The son of a preacher man, Mississippi-raised Paul Thorn spent much of his childhood in church, participating in multiple weekly services with his father as well as at neighboring African American congregations, where he became entranced with the music.
As an accomplished painter, former professional boxer and seasoned skydiver, Thorn has never shied away from new challenges, but cutting a gospel record was just like going home.
Thorn's father Wayne was a bishop in the Church of God of Prophecy, a Pentecostal denomination, and Thorn was just three when he began singing and playing tambourine at services. Congregational participation was valued more than skilled soloists, and Thorn also found a showcase for his talents at Saturday night "singings."

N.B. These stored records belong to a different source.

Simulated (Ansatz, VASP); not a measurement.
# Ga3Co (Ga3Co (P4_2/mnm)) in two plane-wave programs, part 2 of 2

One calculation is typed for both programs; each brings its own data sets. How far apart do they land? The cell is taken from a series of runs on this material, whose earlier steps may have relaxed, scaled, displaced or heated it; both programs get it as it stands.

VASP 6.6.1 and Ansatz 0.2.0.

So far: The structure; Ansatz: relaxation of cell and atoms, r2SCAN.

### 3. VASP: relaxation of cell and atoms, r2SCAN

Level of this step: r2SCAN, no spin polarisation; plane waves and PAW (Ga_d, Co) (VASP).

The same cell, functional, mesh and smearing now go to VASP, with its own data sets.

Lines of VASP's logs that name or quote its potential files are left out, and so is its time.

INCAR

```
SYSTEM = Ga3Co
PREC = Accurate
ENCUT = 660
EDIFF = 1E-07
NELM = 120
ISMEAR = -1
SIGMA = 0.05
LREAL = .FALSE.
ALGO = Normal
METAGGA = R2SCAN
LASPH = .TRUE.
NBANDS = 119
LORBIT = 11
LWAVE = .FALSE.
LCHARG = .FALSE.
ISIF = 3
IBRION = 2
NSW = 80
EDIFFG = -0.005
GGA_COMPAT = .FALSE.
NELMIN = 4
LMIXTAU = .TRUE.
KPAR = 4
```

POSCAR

But his most memorable musical experiences were at an African American branch of his father's church, the Okolona Sunrise Church of Prophecy. "There might be ten people playing the tambourine, but the rhythm was locked in, and they'd let me play bass. I loved the Appalachian gospel of my parents' church, but it was a treat to play with those musicians. They worshiped in a different way and the music was different, and I feel blessed to have been in that church setting."
Thorn continues to be inspired by the strong sense of communion that was fostered by musical fellowship. "One of things that I take a lot of pride in is that I love everybody, and what I learned in church paid dividends. When I'm up there entertaining it's also a glimpse of what my life has been and how gospel music has molded me into who I am."
Thorn's parents wouldn't allow him listen to secular music at home (in his teens, he had to hide his only two LPs - Elton John and Huey Lewis - from his father), so he listened at friends' houses to Kiss, Peter Frampton, and the bawdy "chitlin' circuit" comedy albums that he credits with inspiring the dark sense of humor that pervades his lyrics. But gospel music remains Thorn's most abiding musical touchstone, the sound that first stirred his soul.
He was just 14 when sometime gospel artist Elvis Presley died - "The world stood still in Tupelo," he recalls. While the King's records weren't a major influence, Thorn emphasizes the similarity of their early experiences.
"Elvis literally went to a lot of the same churches I did. It's almost identical how we started. When they filmed him from the waist up it wasn't vulgar, it was the moves he learned in church, dancing in the spirit."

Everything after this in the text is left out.